This blog entry brings together instructions from various other source on the internet, for a particular scenario:
- Compaq Evo N1015v laptop (“the Laptop”) – should work on many other machines though
- CDROM drive is faulty – cannot boot or read from it
- Network card/BIOS cannot natively boot from the network
- Cannot boot from USB
- The Laptop does however have a floppy drive
- Windows is currently installed on the Laptop
- Another Windows-based computer (“the PC”) is available and both machines are networked and connected to the internet
The objective was originally to have XBMC running on a now-defunct laptop. Unfortunately it transpired that the graphics card was too old and obsolete to be supported by XBMC. Nevertheless, we can still use the Laptop for many other purposes.
- Find out what network card is installed on the Laptop. In my case this was easy – within Windows, the device manager told me it was a Realtek RTL8139 something-or-other. Otherwise, Google can help.
- Still within Windows on the Laptop, use the gPXE ROM-o-matic to create a bootable floppy disk for this network card. Very easy. Select the most recent “production release” >here<. Choose the correct NIC type (in my case “rtl8139”) and click “Get Image”.
- Still within Windows on the Laptop, write that disk image to a floppy disk using RawWrite.
- Following the instructions on the Ubuntu documentation site, download the appropriate netboot files for your architechture and set up tftpd32 on the PC.

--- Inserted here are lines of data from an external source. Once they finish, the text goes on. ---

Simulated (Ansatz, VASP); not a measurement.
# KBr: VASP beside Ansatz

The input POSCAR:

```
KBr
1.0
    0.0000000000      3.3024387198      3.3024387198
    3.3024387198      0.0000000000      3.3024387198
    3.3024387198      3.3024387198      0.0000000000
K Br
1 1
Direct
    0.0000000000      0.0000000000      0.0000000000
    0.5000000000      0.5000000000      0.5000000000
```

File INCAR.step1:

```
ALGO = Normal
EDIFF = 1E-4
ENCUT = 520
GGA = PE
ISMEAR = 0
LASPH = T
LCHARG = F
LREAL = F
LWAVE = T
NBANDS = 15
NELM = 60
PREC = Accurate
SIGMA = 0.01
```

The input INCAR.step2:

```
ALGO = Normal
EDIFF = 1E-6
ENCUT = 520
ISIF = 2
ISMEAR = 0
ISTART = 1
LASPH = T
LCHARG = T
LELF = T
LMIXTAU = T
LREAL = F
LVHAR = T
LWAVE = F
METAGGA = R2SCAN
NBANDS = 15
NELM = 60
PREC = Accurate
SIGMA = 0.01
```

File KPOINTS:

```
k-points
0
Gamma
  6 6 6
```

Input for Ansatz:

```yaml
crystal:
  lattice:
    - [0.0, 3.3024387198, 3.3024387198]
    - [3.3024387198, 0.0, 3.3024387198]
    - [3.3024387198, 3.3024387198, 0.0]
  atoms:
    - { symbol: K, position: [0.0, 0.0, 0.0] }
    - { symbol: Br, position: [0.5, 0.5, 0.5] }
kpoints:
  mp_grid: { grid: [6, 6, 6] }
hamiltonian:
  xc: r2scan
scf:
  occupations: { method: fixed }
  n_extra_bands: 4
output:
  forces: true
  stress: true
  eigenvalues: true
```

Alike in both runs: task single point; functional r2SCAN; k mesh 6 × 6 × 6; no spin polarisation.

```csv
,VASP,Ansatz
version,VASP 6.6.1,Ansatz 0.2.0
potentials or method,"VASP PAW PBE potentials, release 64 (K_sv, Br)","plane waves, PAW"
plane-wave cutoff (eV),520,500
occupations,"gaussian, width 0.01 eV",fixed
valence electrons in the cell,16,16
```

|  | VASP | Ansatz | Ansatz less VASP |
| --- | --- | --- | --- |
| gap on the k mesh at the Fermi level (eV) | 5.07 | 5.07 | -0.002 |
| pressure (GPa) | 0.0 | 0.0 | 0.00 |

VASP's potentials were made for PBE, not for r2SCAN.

- With tftpd32 running on the PC, reboot the Laptop from the floppy (set BIOS to boot from floppy first). This should automatically boot into the Ubuntu installer – select “install” and proceed with Ubuntu installation over the internet. This will take a long time, even over a fast internet connection!
- If the installation is on an older machine, it would be worth selecting “Xubuntu desktop” (rather than “Ubuntu desktop”) at the software selection screen. This installs a leaner desktop system. After the installation is complete, run aptitude from the command line or Synaptic Package Manager from the desktop to choose any other software packages required.